The narrative the ambience hangs from isn’t quite as sure, but what’s to worry when you have Willem DaFoe and Robert Pattinson? The setup, based on writings by Melville and sea-obsessed others of the era, has two men keeping the flame on a remote isle somewhere far off the New England coast. It’s circa 1890, so there are no cell towers; there’s also no Morse code from the island should something go wrong. The pair are dropped off on the rock for a four-week shift. Dafoe’s Thomas is a salty old tar, Pattinson’s wide-eyed Ephraim the newbie in his charge. The order of things gets laid out early on: Thomas does the all the attending to light, which is kept under tight lock and key, as well as the cooking, while Ephraim pretty much does the backbreaking rest – scrubbing the floors, hauling heavy loads of coal across jagged rock outcroppings, emptying the piss pots and painting the structure from a rickety harness that would make any OSHA official cringe. 

Thomas proves to be an Ahab-like taskmaster, though just what his white whale is never surfaces. The first rub between the mates comes over the consumption of booze (Ephraim won’t partake) and later the quality of those scrubbed floors. What Eggers begins to simmer here (as he did in “The Witch”) is a slow descent into madness as things fall apart, with faint hints of perhaps something bigger and more divine at play – fog-impaired siren sightings, booze-addled images of sensually writhing tentacles and even the incarnation of Neptune himself. The existential horror story gets triggered by a vociferant gull with all the brio and menace of the devil-eyed goat Black Phillip in “The Witch,” and the arrival of a nor’easter that could hold up their relief by weeks, if not months. The stranding ultimately becomes an opportunity for the actors to really dig in and Act – and boy do they, as alcohol, sexual tension and stormwater rain down upon the splintering shingles of their characters’ relationship with the mystery of the lighthouse tower and Thomas’ journal (also conspicuously under lock and key) ever pulling at Ephraim.
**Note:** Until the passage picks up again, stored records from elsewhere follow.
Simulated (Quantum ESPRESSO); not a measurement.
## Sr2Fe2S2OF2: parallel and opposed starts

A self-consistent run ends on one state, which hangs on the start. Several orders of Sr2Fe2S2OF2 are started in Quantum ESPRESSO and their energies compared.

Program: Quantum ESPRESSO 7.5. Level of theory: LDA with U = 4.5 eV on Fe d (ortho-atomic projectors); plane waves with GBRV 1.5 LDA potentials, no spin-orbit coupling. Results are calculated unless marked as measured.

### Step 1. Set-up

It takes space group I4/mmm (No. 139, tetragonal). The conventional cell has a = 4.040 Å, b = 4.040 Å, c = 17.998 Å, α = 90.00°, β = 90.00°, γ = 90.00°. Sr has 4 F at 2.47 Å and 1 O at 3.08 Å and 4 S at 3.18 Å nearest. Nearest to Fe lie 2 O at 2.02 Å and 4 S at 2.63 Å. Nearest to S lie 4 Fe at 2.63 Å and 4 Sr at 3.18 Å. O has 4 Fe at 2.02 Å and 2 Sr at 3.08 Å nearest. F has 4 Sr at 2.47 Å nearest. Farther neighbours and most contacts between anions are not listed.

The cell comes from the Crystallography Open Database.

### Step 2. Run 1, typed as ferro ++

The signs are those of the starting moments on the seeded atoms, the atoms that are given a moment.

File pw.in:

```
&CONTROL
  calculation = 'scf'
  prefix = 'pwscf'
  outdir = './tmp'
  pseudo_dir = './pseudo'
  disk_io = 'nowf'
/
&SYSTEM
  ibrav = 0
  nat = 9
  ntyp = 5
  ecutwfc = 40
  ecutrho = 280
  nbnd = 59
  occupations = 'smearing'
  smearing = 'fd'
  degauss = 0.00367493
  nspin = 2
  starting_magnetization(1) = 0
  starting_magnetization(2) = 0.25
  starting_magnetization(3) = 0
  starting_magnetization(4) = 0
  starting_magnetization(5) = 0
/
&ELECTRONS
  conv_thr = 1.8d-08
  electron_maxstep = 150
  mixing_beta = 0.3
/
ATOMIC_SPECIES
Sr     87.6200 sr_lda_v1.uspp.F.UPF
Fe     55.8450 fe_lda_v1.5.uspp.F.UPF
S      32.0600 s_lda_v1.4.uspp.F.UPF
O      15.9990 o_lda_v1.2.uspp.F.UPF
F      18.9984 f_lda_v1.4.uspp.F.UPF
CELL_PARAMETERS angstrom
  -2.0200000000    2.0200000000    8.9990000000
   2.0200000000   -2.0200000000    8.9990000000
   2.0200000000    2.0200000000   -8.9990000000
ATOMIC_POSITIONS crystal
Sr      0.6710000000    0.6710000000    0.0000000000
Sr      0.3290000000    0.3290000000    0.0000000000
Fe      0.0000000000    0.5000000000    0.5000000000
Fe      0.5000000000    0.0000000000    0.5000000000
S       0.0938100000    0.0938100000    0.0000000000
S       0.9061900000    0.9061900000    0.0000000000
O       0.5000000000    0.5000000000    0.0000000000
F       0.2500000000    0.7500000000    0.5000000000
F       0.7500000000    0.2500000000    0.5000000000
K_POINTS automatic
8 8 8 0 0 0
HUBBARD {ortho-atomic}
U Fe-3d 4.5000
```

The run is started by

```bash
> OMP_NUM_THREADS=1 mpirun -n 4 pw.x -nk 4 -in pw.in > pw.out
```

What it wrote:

The chemistry between the two, well at the top of their games, couldn’t be any more perfect, and it’s a pretty physically taxing slog, to boot. Pattinson, so good in such offbeat, gritty ditties as “Good Time” (2017) and “High Life” this year, pours himself into the part, never flinching as torrents of wind-driven rain or fecal matter pelt his face. But this is Dafoe’s flick, his mercurial changeups and old sea dog affect behind a beard so thick and mangy it rivals that of Edmond O’Brien’s old coot in “The Wild Bunch” (1969), sells and seals both the authentic air of the period and the reality-warping mayhem. 

The film’s finest moment, echoing the “Indianapolis” scene in “Jaws” (1974), has the marooned liquored up and singing and dancing gaily. In the cloistered quarters, the choreography and execution are pure bravura. Of course there’s no shark to break the interlude, just the specter of loneliness, haunted pasts and the unmistakeable boundary of taboo. Other cinematic borrowings from “The Shining” (1981) and “Apocalypse Now” (1979) may raise a brow, but are otherwise unnecessary distractions. 

The other bright spot is the titular structure itself. The isle-perched beacon looks a legitimate relic, 150 years old, but truth be told, it was erected to house Eggers’ haunted hall of personal demons. There’s also some eye-grabbing visual effects with the use of white burning light and an eerie score by Mark Korven that deepens the whole, beguiling experience. Like Pattinson’s deep space cruiser en route to a black hole in Claire Denis’ “High Life,” “The Lighthouse” is less about liftoff or landing and more about the tormented sojourn.